Tribal leaders used Saturday's commemoration to press their demands for US$4 billion in compensation from Germany's government and companies which they say benefited from slavery and exploitation under German rule of what is now Namibia.
"The Germans killed our people.
They destroyed us as a nation.
That's why we want compensation from them," Paramount Chief Kuaima Riruako told the crowd gathered in the village of Tsau in north-western Botswana, near the border with Namibia.
When the Herero people rebelled against slave labour and the confiscation of their land by Germany, Kaiser Wilhelm II's army forced them into the desert to die from thirst and starvation.

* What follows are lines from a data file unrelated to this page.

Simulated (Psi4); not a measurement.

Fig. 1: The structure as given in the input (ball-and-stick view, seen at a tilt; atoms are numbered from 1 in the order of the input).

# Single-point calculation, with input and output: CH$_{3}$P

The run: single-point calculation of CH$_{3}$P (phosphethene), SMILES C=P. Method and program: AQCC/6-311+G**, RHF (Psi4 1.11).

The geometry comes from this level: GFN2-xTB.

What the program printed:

About 65 000 of the 80 000-strong tribe under Samuel Maharero were wiped out between 1904 and 1907.
Some of those who survived escaped to Botswana, where their descendants live to this day.
Germany has assumed moral responsibility for the killings but has refused to make a formal apology.
Hundreds of people in traditional dress - modelled, ironically, on the German military uniforms of the time - walked solemnly in procession early on Saturday to the graves of Maharero's mother and elder brother in Tsau, a remote village near Botswana's Okavango Delta, a popular tourist destination.
The remains of Maharero himself were taken back to Namibia for reburial years ago.
Some campaigners say the Herero genocide set the pattern for Nazi Germany's Jewish Holocaust three decades later and argue that Berlin should pay compensation to the Herero people just as it did to the Jewish community.
But Berlin has refused to do so.
The tribe has filed a legal suit in a US federal court, but experts say the case has only a limited chance of success because international conventions on genocide were not agreed until decades after the Herero campaign.
Chief Riruako appealed to the international community to help press the Herero case with the German government and promised that any compensation would be distributed among all ethnic Herero, not just those remaining in Namibia.
Scattered when their rebellion was crushed, Herero have communities in Botswana and some live in South Africa.
Saturday's commemoration was part of a year-long series of events to mark the centenary of what historians say was the first genocide of the 20th century.